It occurred to me that I've had this blog for about a year now. That means we've been living in St. Louis for two whole years—longer than we'd lived in Berkeley. We've already spent more than half our marriage here.
I've been reflecting lately on how St. Louis truly feels like home to me. I don't just mean in a sentimental way, or that I feel like I've lived there all my life. It's also not true that Western Pennsylvania and Southern California aren't "home"; they probably always will be, no matter where we end up. But there is a real sense in which it's home, and I think there are two pieces of that:
First, the fact that we decided it was home before we even moved in. As we made our decision about where I would begin a doctoral program, Kevin and I were very intentional about choosing a place that would not only allow me to thrive academically, but where we could establish a home. I want to be careful not to make this sound like a diss on Berkeley; there are people in Berkeley I deeply miss, and even a few other things...there will always be a certain sweetness about the first place we lived as a married couple. But I'm not sure we ever felt settled there. It was rocky ground for us. Nevertheless, I know that the Lord put us there for specific reasons, and in time I trust I'll better understand them. (...I hope so. I have questions!)
It quickly became evident that St. Louis had the potential to be home for us in a way that Northern California was not. There were many practical aspects of this, affordability being only one. The bigger reason was that we immediately found a church we loved and said, "This is our church." (Admittedly, this is made easier by the fact that we aren't seminarians—no matter how often we're mistaken for them!—and we don't have a home church elsewhere.) We took the attitude that St. Louis was where we meant to put down roots for a good long while. I, especially, have clung to the belief that my school is only one reason we're here, and it isn't the only or most important part of our lives here. It could be that I'm reacting strongly against a decade of being labeled as a transient student and refuse to be defined by that any longer. Whatever the wisdom of that, it's felt rather crucial to my sanity at times, and apparently it's effective, as I often forget that we technically still fall under that "just-passing-through" category.

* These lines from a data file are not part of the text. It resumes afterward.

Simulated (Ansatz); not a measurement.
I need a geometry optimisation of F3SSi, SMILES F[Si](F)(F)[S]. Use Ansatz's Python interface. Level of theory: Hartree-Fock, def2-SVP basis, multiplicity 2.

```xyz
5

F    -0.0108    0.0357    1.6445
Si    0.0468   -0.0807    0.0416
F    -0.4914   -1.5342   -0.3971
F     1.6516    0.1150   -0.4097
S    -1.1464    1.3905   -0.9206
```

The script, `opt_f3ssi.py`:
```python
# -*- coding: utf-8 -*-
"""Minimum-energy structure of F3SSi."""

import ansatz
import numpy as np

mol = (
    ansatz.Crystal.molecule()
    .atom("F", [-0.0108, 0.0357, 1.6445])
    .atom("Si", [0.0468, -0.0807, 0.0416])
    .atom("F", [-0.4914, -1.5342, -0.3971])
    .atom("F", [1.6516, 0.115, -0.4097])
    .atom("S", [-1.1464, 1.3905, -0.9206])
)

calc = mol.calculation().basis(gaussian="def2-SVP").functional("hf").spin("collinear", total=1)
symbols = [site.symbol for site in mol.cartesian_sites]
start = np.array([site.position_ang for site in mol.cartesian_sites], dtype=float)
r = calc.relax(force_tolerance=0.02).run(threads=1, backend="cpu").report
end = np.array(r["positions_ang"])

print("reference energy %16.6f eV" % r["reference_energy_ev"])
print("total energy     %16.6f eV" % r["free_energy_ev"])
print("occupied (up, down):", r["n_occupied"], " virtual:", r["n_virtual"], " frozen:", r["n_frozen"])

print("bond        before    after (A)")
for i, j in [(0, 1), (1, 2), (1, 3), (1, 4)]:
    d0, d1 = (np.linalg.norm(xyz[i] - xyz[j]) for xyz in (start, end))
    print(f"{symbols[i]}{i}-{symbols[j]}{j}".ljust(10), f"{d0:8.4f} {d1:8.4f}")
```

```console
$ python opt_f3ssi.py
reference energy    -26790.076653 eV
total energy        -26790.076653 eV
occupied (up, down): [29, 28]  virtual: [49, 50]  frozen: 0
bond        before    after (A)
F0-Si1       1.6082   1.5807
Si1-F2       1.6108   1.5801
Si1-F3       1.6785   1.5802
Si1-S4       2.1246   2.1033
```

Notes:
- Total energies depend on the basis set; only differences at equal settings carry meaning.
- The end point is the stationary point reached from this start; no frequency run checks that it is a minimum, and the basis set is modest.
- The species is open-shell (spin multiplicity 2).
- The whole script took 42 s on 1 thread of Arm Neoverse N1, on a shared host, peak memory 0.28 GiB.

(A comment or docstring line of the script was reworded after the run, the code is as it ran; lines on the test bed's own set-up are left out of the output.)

The second, more important reason that St. Louis is home is because God has made it that for us. He knew what we needed far better than we did, and he has provided for our every need. I've continually been humbled by his providence—materially, spiritually, relationally—during our short time in St. Louis. He picked out the apartment we would move into, the neighbors we would have, the church we would attend, the small groups we would join, long before we ever thought about them. He planned the classes we would take, the sermons we would hear, the conversations we'd cherish, the months we'd just scrape by, and the joyfully routine days and weeks. All of these things—both the things that make me glad and the things that, as of this moment, make no sense to me—are part of a story God has already written. However it unfolds, God is glorifying himself in it, and teaching me that I am found in him.
Though we anticipate being in St. Louis for two or three more years (I truly can't begin to picture what our lives will look like at that point, or where we'll be headed next), we know very well how things can change. No matter what, it is highly likely that we won't be here forever. That doesn't take away from the fact that St. Louis has truly been, and is, our home. It's my prayer that my home and heart will be as open as possible during whatever remaining time the Lord has for us here.